What I realized is that everything I’ve done so far has been solely for my benefit. The majority of what I’ve cluttered up my brain, blog and hard drive with regarding this story so far will never see the page in the final story. I don’t consider it wasted time at all because I had to know it and work through it to find the story that was hiding underneath.

Unfortunately, what I did realize is that I’ve mostly abandoned the approach I was trying to take. I still think it’s very puzzle-like in trying to determine what goes where, what A means for B, and why C has to happen before D can. But thinking about the “layout” and who and what need to populate the story have been pushed aside in my quest to find the story I want to write itself.

Now that I have an overview of what I want to do (and it might not look like it contains all the same plot points as before, but they’re still bouncing around my head and woven in and around what is there. The original folktale seems to be mostly backstory and supporting details for the hero’s storyline, but the heroine is taking over the show and what the story is about has changed because of the decisions I’ve forced the characters to make and the histories I’ve given them.

So, back to swishing these poor characters around. Mmm… it’s starting to look like soup… I mean a story! What do you think?

Alexander can’t help helping others and when he learns a woman has been kidnapped from the old gypsy woman he rescued from a ditch, things start to go wrong. He finds the woman, but Anthea refuses to leave before she can recover the key to her father’s breeding program that was stolen by her “captives”. Meanwhile, the matriarch plans to force Anthea into marriage with her eldest son because of her own impeccable bloodline. Eventually, Alex figures out that he needs a little outside help in order to help solve Anthea’s problems and that he likes her as she is. Alex and Anthea manage to escape with the key but the family pursues them. Will society’s notions of propriety trap her forever or will true love free her to be her self.

Oh, and you can expect to hear a lot more about a couple of my presents in the future: DH got me Robert McKee’s Story: Substance, Structure, Style and The Principles of Screenwriting and my mom got me a copy of Nancy Kress’s Beginnings, Middles & Ends.

KISS

I have been working on the Flower Queen’s Daughter story. I decided I needed to dig deeper and figure out the heroine’s storyline and what her own journey looks like. So far, I detailed conflicts and beats for the first four scenes. My real issue is with keeping things simple and preventing them from becoming overcomplicated.

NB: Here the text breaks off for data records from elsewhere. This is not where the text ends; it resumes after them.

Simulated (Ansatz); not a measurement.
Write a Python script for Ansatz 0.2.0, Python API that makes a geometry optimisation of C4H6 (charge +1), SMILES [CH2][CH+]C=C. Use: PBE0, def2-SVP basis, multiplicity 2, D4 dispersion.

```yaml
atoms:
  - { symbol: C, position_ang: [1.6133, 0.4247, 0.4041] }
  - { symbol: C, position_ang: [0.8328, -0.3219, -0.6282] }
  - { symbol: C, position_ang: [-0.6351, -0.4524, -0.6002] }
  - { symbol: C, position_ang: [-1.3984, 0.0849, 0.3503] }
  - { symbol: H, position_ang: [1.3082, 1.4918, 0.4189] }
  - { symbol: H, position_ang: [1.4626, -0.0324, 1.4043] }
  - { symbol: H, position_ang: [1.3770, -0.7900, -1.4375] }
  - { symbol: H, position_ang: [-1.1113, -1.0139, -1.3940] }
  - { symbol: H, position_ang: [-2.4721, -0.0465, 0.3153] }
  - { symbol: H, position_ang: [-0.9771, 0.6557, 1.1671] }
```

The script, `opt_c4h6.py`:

Anthea is a bit of a tomboy, filling the role of the son her parents never had. She’s horse-mad and her mother is not pleased. Our heroine promised her father on his deathbed to oversee the family stables and continue his work on the breeding line.

Her mother wishes her daughter settled in a comfortable marriage, not dirty and smelling of horse. She doesn’t know about the promise and tries to forbid Anthea from spending her time in the stable.

While working with the steward, Anthea discovers one of their mares was pregnant when she was sold and this foal turns out to be a key part of the breeding program and must be recovered if her father’s goals are to be achieved.

Her mother is overjoyed by Anthea’s invitation to the Dragon Family’s House Party. Anthea agrees to go, but for much different reasons, she tracked the sale of the pregnant mare to them. However, neither realizes why Dragon Mother extended the invite.

Unfortunately, that’s as far as I’ve gotten. This week’s plan is to sit down and hammer on the heroine’s storyline some more. The general idea of where I want to take her exists, but I need to weave it into the original hero’s story.

I think my new mantra needs to be K.I.S.S. Keep it simple, stupid. Everything keeps getting tangled up and I end up chasing down rabbit holes after complications that are in most cases unnecessary. I rarely attempt to write short and don’t think I would be able to do so without problems. I read a couple articles on the topic, but my brain doesn’t understand the difference between dilemma and major conflict.

The ability to estimate word counts is currently beyond me. If someone asks how long a story will be, you got me. Not a clue. If I consider my difficulties in finishing what I start, this shouldn’t come as a surprise.

So here’s what I have for the heroine’s story so far:

Flora wants her daughter, Anthea, to be more ladylike because she knows a hoyden won’t land a suitable husband. However, on his deathbed, Anthea promised her father to carry on his breeding program at the family stables.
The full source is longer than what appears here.